TheBeastie said:
You can do whatever you like, it doesn't bother me. Increasing co2 helps plants grow. Unless the media is manipulating us everyone should know that as basic common knowledge.
That's great if you're a plant. Most of us on the forum here aren't.
Most of us will have to live through increased allergens, increased ferocity storms and longer droughts. In agricultural exporting countries, we don't need to worry so much about lower yields from crops: Just higher prices, but food security could be an issue in many places - in fact it's already happening:
Throughout the spring and summer in 2016, tensions flared after ethnic Uzbek villagers and police blocked access to the reservoir and its water, which lies inside Kyrgyzstan. Uzbekistan drove armored personnel carriers into Kyrgyzstan, and both sides have captured and detained each other’s citizens. Fistfights and potshots have been common. For farmers scratching out a bare existence from increasingly dry land, water is lifeblood, and worth fighting for.
I have come to this remote and haphazard army post, standing between Uzbek and Kyrgyz farmers whose lands both need water, to see for myself the front line of climate change. A 2014 study in the Journal of Climate, published by the American Meteorological Society, reported that the warming rate in Central Asia has been twice the average global warming rate over the same period, and larger than any previous decade, over the first 12 years of the 21st century. As the region heats up, it faces increasing political instability and violence
http://nautil.us/issue/45/power/when-climate-change-starts-wars
It's easy for us in the first world. You can't smell or see Co2, and at these concentrations, it doesn't affect our breathing, our food and water is secure, and our houses withstand storms well. If anthropogenic climate change is real, then it's a minor inconvenience to us. For much of the rest of the world though, it'll be a disaster. But hey, we can sit in our ivory towers, and insist it's either not real, or not a big deal, or it's really uncertain. We can afford that.
Maybe anthropogenic climate change isn't real. I wouldn't say that the evidence is beyond reasonable doubt, but I would say on the balance of probability, it is true. But that doesn't mean we should be complacent. The cost of being complacent is too high, and the changes to make are relatively cheap. My car was $7000 more expensive than the fully petrol model and it will have paid itself off before the end of its life. It produces 1/3rd of the CO2 of the petrol model per kilometre. It'll be zero once I get a big enough solar farm on the roof. But even if that wasn't compelling enough, would you rather ride behind me when my car is on electric, or when it's burning fuel? Even without CO2, cars emit PM2.5 and PM10, along with all sorts of VOCs (depending on the quality and temp of the catalytic converter).

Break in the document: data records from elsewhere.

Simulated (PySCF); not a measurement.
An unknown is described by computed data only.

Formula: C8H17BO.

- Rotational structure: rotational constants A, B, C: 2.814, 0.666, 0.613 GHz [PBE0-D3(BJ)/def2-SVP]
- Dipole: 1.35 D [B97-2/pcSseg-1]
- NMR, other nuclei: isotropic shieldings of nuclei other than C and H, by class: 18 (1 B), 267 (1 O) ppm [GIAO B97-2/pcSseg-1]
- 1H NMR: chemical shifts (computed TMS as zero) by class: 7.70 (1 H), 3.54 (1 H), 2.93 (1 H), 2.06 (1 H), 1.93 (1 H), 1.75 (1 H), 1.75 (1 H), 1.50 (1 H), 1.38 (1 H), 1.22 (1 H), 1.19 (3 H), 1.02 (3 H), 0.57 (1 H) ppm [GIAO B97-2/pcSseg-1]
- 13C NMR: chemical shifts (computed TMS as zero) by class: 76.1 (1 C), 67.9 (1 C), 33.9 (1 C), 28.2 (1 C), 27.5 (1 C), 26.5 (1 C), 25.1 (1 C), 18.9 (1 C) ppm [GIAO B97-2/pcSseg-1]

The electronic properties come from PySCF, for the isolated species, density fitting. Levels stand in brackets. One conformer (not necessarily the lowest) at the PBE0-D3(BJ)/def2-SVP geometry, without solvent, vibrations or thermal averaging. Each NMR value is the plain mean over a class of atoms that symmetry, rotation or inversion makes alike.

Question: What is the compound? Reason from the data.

Unfortunately, this is not a "You can do whatever you like" type issue, because we all share the same planet. I'm no greenie, hell, I once told a Greenpeace recruiter that I don't join terrorist organisations (Greenpeace is on a register of "Organisations known to use violence to achieve political goals" - the same register ISIS is on). But I just think from a risk management perspective, it's better to spend a little more, enjoy a little less, than to find out too late that we're in trouble. The best analogy I've heard is that we're in a car driving in fog. One passenger says "Hey, I think there's a lot of pedestrian crossings on this road. We should slow down in case the fog means we see it late". The other passenger says "There's no evidence that there are pedestrian crossings on this road. If we slow down, we'll be late, let's just keep going". Any prudent person would slow down, because the cost of being wrong one way is potentially someone else dead. The cost of being wrong the other way is an unnecessary minor inconvenience to ourselves.
Think about whether you really want to be that driver, that says "My convenience is more important than a good chance of killing someone else."